Software development is no easy job: from plague-bearing mosquitoes to deadly jungle predators, Ross risks his health and safety keeping Paizo.com prosperous. Though his duty is life threatening, he still finds time for fun. The smurf filter, beloved by the messageboard regulars, started as an April Fool's Day gag, but is now maintained and lovingly updated by Ross. "I also get to see the blogs 12 hours before they go up."
Ross first approached Paizo during the 2008 RPG Supersar competition, where he landed as one of the top 32 finalists. Having been a regular face in the frontier saloon that is the Unofficial Paizo chat room, Ross and his rugged style impressed the Paizo founders, and he eventually found himself shanghaied to the remote digital outpost he tends today.
Paizo's web presence, even in these turbulent times, is a factor in its success. Or, as Ross phrases it: "We require the [online] store for people to give us money. If we didn't have the store, people couldn't give us money. That's very bad for a commercial enterprise," although even he readily admits that Paizo's success hinges entirely on "high quality products to sell." Still, the Paizo website combines quality products from dozens of companies, including treasures that even the Amazon.com Imperium doesn't stock. With Ross's loving care and everything carefully organized by Jeff Alvarez and Vic Wertz (more on them later), this holdout frontier town has blossomed into a thriving community under some of the worst conditions.
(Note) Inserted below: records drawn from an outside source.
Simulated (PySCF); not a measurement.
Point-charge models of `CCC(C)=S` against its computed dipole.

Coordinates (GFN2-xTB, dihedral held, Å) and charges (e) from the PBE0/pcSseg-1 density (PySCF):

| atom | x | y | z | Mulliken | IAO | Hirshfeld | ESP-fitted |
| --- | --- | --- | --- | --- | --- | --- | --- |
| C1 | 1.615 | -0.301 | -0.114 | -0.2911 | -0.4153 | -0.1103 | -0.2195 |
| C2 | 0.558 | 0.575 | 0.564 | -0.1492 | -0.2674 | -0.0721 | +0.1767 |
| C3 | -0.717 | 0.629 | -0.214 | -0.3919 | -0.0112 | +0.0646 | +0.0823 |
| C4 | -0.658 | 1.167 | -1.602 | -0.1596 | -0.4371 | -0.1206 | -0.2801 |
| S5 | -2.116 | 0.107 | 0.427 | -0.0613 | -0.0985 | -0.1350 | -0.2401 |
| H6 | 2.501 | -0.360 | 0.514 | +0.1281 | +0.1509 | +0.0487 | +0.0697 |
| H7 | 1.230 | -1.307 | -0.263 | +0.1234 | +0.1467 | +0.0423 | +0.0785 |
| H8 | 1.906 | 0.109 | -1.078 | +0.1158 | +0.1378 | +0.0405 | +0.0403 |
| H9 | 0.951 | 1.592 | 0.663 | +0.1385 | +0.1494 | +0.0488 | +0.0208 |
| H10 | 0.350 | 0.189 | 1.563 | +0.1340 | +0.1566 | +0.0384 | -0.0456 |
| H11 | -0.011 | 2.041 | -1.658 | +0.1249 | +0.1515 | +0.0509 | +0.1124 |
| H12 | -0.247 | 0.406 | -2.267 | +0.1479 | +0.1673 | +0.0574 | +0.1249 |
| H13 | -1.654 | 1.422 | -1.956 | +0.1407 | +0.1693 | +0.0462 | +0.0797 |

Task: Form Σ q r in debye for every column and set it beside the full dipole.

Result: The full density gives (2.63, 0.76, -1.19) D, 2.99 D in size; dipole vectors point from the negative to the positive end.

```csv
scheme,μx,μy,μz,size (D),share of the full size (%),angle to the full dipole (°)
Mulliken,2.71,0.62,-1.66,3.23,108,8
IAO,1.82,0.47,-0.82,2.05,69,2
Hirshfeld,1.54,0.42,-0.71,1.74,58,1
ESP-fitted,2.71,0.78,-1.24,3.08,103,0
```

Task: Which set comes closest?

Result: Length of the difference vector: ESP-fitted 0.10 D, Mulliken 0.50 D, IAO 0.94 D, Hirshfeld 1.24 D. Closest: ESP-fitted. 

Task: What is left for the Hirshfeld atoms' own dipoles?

Ross serves as the right hand of the unphotographable Gary Teter.
... Dramatis Personae: Customer Service Tuesday, December 8, 2009 ... Illustration by Crystal Frasier ... Cave raptors are sated; it's time to blog! ... In our never-ending quest for complete fan transparency (or fansparency), we here in the Paizo dungeon like to know that our readers understand our diabolical machinations and vile lieutenants so that they may truly tremble in terror before our slavering horde. And while it's easy to quake in terror before those bold names printed on the...
Dramatis Personae: Customer Service
Tuesday, December 8, 2009
Illustration by Crystal Frasier
Cave raptors are sated; it's time to blog!
In our never-ending quest for complete fan transparency (or "fansparency"), we here in the Paizo dungeon like to know that our readers understand our diabolical machinations and vile lieutenants so that they may truly tremble in terror before our slavering horde. And while it's easy to quake in terror before those bold names printed on the front of our books, there are just as many wicked creatures slaving away behind the scenes, without whom our ink and pulp empire would come crumbling down.
Enter customer service: the key to Paizo's unstoppable march to the sea. Cosmo and Sara Marie tag-team problems with orders, website issues, and general customer complaints, applying their terrifying cheerfulness and resiliency to wearing down even the most dissatisfied of clientele. Longtime fans will recall that Cosmo first joined Paizo's ranks after claiming the fey crown by slaying Lord Oberon in ritual combat. Sara Marie came to Paizo through PaizoCon '09, where her mastery of the hat entranced our leadership and secured her future position in the company (as you well know, hats have been an important aspect of goblin culture since the Outerwear Wars of 3505).
To gain some insight into their jet-setting lifestyle of glamour and danger, I followed the daring duo for several hours. After they parachuted from an exploding mail plane (saving customer orders from crashing in the Andes), they stopped for a moment to grant some insight into their role in Paizo's success.
"One hundred percent of Paizo's success is all me," says Cosmo (exp 2, rog 4), who has been with the company since its magazine days. "And the secret to my success is emulating Sebastian in every encounter." He refused to expand on the subject of "Sebastian," but went on to confirm that he was, in fact, not an octopus.
"The less people have to deal with us, the better." Sara Marie (ari 4, brd 2) dodged all my octopus-related probing to continue on customer service's role in Paizo's success. "You've never heard of me? That's good! It means you've never needed to contact us." Obviously, customer service, much like assassins and trapdoor spiders, do their best work when no one needs them.
"We are part of the community," Cosmo added while repacking his parachute and radioing for pickup. "We're here to interface with the fans. Customers and customer service are what Paizo is all about." He pointed out that the website, the messageboards, the blogs—all are there to give customers better insight into Paizo, and Paizo better insight into the customers. PFS Open Calls and RPG Superstar were created to help turn the Paizo fanbase into the next generation of Paizo writers, and customer service is there to make sure Paizo customers become the next Paizo fanbase.
"There are constantly new challenges," concludes Cosmo.
"Dealing with Cosmo is a challenge." With Sara Marie's final comment, the interview evolved into more of a blood feud, with each stealing the other's earpiece and hurling literary invectives.
Without the customer service team, Paizo would have little insight into the minds of our victims, nor would we be able to best tailor our psychological assaults where we know it will hurt most. Sans Cosmo and Sara Marie, we would be forced to rely once again on the phone-answering monkey, whose courtesy is notoriously lacking, whose typing speed in unacceptable, and whose coffee is substandard at best. They are the glue that binds Paizo to it's customers and ensures that any dissent is stamped out, lest it foment uprisings and attract adventurers.
So, join me in celebrating Paizo's customer service department! Plant a customer service specialist in your back yard today!